Wednesday, March 5, 2014

Life Sentences by William H. Gass

The other day in the library I decided my brain needed a workout, so I checked out William H. Gass's Life Sentences: Literary Judgments and Accounts, published in 2011 when Gass was 87. He published a well-received new novel, Middle C, last year, so he's an inspiration to older writers everywhere. Born in Fargo, North Dakota, he taught philosophy for fifty years at Washington University in St. Louis, so he's not one of your East Coast pointy-headed professors. But professor or no, he's probably best known for Omensetter's Luck and In the Heart of the Heart of the Country. He's known I think as a writer's writer, someone the rest of us read to steal as much as we can.

The Life Sentences essays are gathered under four headings: "The Personal Column," "Old Favorites and Fresh Enemies," "The Biggs Lectures in the Classics" (which cover form, mimesis, and metaphor), and "Theoretics." The final two Theoretics essays discuss the sentence, which Gass has obviously thought about much longer and harder than most wordsmiths. Here, for example, are  examples:

"The finer works of art are miracles in the sense that they are so unlikely to have emerged from the ignoble and bloody hands of man that we stand in awe of them, and that they have been written or built or composed at the behest of superstitions so blatantly foolish as to embarrass reason and cause common sense to snicker, is itself wondrous and beyond ordinary comprehension. However, the fact that a gay guy painted the Sistine ceiling is not nearly as dumbfounding as the papacy's protection of pederasts in spite of their official attitude toward such 'objectionable' practices—one of which ought to be the ceiling itself, for if anything is unnatural, for them, genius is."

All these essays are interesting (some more than others, which is inevitable), and I could spend considerable space considering Gass's comments on Kafka, Nietzsche, Henry James, John Gardner, Gertrude Stein, Malcolm Lowry, and Katherine Ann Porter. Rather, let me touch on Knut Hamsun, the Norwegian Nobel Prize winner. He was, Gass writes, "the perfect Nordic Nazi, a self-man man who came out of the back-mountain farms of northern Norway seeking to be recognized and praised; who ruthlessly achieved his goals,...yet a success who was fated to have most of the people he appreciably affected eager to forget him: a wish that was, until recently, largely realized in Allied countries."

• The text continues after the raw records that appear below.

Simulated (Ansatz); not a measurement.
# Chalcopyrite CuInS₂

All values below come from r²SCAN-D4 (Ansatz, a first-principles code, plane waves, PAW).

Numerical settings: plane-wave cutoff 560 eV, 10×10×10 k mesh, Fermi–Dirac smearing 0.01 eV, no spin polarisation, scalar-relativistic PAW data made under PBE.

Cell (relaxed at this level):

Hamsun was a great hater; he hated intellectuals, Americans (he wrote, "Instead of founding an intellectual elite, America has established a mulatto stud-farm"), Lapps, tourists, rivals, women, the working class and clerks, and more. He supported the German occupation of Norway, "even when it begins its reign of terror there, arresting gentiles as well as Jews." He regifted his Nobel Prize to Joseph Goebbels. He lived to 92; his collected works number 27.

You don't have to be a good person to be a good writer. But I believe your world view—what you think of people generally, how you think the world works, what is moral and what is not—colors your writing. You cannot, finally, escape who you are. Hamsun sounds like a toad and his books like a nasty child's. Someone, thanks to Gass, I won't have to read.